A post about even more trivial stuff.
Life is in the details.
When the room guys came in today they asked "where is the small one, ma'am?"
Taking his nap, I told them.
So they tiptoed in to check on him.
A bit about the sand: when we first arrived we noticed a scent in the air, a light sawdusty aroma. I think it must be the smell of the sand. There is a thin layer of fine soft sandy dust everywhere.
In the mornings, if I walk out onto the balcony and it's humid enough I get a bit of mud. By mid-morning, though, it's turned back into the inoffensive sand-dust, if the room guys don't get it first.
There are workers everywhere working extremely hard to obliterate the dust, constantly sweeping and polishing with brooms and wet rags, with impressive results. Most likely thanks to their efforts I have yet to see even the smallest piece of litter.

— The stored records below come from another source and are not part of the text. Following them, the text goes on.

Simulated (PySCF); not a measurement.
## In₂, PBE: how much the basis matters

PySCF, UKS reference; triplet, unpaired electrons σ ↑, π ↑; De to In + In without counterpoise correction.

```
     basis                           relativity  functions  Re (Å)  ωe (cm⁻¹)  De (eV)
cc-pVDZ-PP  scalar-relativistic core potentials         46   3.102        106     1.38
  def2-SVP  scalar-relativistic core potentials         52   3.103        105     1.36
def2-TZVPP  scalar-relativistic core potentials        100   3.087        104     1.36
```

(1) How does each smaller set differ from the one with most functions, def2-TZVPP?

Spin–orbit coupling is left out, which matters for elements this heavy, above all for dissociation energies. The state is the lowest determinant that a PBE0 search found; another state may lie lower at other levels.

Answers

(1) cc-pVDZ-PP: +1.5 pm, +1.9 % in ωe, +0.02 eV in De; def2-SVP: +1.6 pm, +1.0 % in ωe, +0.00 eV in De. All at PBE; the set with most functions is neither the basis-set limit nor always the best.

The battle with the potty continues. I think we may have found the winning combination: if you press both buttons and hold them down forever that seems to do the job. Otherwise you just get a rush of water and, well, pulverised potty contents, whatever they may be. This is no good, especially with people coming to clean the potties for us! As Thomas would say, Ew, ewwww!
On our third visit to Costa Coffee, Michael, who waited on us the first time, greeted us at the door. "The usual, Ma'am?" I was startled. I didn't know that 3 visits, not in a row, constituted having a "usual". He carefully told me exactly what we'd ordered last time(which included a split blended drink for Thomas and Bethy ), I nodded, still slightly flustered at such service, and shepherded the kids to the cushy leather chairs. When I told Mike about it he wasn't the least bit surprised. Another case of that's how it is here.
Geez, one of my life goals back in the States was to be rich enough to be able to afford good service. Check! Life is good.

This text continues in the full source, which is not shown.